Are you short for month at the end of each month? Do you have 5-10 credit cards, all maxed out to the limit? Do you forget to pay your bills on time? If you have answered, “Yes,” to any of these questions, don’t feel bad and don’t worry. I have some tips that can help you improve your financial picture: Create a Bill-Paying System
The first thing you’ll need to do is to go out and pick up some colored hanging folders. If you don’t have a file cabinet, get a file box that you can find in any stationery store or discount department store. They’re very inexpensive. Then, make a folder for each expense. Use one color for your bank statements, another for your utility bills, and another for credit cards. Keep the system pretty simple or complexity could let procrastination) take over.
Each day when your mail arrives, separate it immediately into what you don’t need and want to throw away and your bills and other things that need attention right away. Do the things that are needed and either pay the bill right away or put them in a central place where you can retrieve them when the money is available for paying the bills. This could be the front of a desk drawer, for instance, or even a basket on top of your desk. Just be sure that nothing goes into that basket besides your bills.
Online banking is a great way to streamline the bill paying process. Bank security is top notch, so the question of you having a problem online is really out of the equation. The chances are very slim. So, what you do is you take each bill that you receive and you put the information needed into the online banking account. You don’t have to do this all at once. Wait until your next bill comes in and do it one or two at a time. That way, it seems less daunting, and remember, you only have to do it once. After all the information has been entered, paying a bill becomes as simple as clicking a button, a mouse button, that is.
When you’re finished paying your bills, be it online or off, put the paid bills with the date of payment written on the front, into one of the colored file folders. That way, when tax time comes around, all your financial records will be at your fingertips.
Don’t carry around huge wads of cash or a debit card linked to your bank account, either. If you prefer the convenience of plastic, open a separate bank account and put a monthly “allowance” into it for yourself. When the money’s gone, you’ll just have to wait until next month to get more. This should help you to budget your spending and hold back on those impulse purchases a little.
And if you want to buy something, decide whether you need it or just simply want it. If you think you need it, just walk away and take 25 hours or longer to consider the purchase. Once it’s out of your site, you may find that it’s really a want, disguising itself as a need.

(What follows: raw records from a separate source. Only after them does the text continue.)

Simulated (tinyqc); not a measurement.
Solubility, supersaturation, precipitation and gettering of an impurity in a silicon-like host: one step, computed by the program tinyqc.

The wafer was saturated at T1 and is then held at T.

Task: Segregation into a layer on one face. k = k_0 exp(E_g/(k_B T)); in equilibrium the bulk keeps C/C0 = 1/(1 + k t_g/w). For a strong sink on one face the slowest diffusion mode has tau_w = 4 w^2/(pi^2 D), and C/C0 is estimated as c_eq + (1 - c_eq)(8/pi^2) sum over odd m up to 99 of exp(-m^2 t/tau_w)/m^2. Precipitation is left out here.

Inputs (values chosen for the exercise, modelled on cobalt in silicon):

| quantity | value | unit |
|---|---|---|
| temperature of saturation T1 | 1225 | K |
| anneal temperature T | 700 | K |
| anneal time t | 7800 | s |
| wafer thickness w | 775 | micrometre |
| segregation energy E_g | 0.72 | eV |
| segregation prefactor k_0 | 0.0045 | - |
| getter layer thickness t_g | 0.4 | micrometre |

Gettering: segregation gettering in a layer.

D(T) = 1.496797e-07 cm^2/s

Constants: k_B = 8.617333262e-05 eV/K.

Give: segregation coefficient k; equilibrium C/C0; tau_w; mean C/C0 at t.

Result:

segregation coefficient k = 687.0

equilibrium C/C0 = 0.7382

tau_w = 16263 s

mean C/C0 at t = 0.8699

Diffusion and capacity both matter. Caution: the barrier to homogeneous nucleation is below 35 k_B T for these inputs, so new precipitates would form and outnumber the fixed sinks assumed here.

Before you pay any bill, any expense for the month, you should always be paying yourself. Ten percent of your income, every time you get money or a paycheck, should go into a savings account. If you don’t have a savings account, get one and never, ever use it except for depositing. Your savings account is for huge expenses, like buying a house, repairing your car, or retirement.
Put at least one of these tips into practice and see how well it works for you. I guarantee that you’ll be back to try another.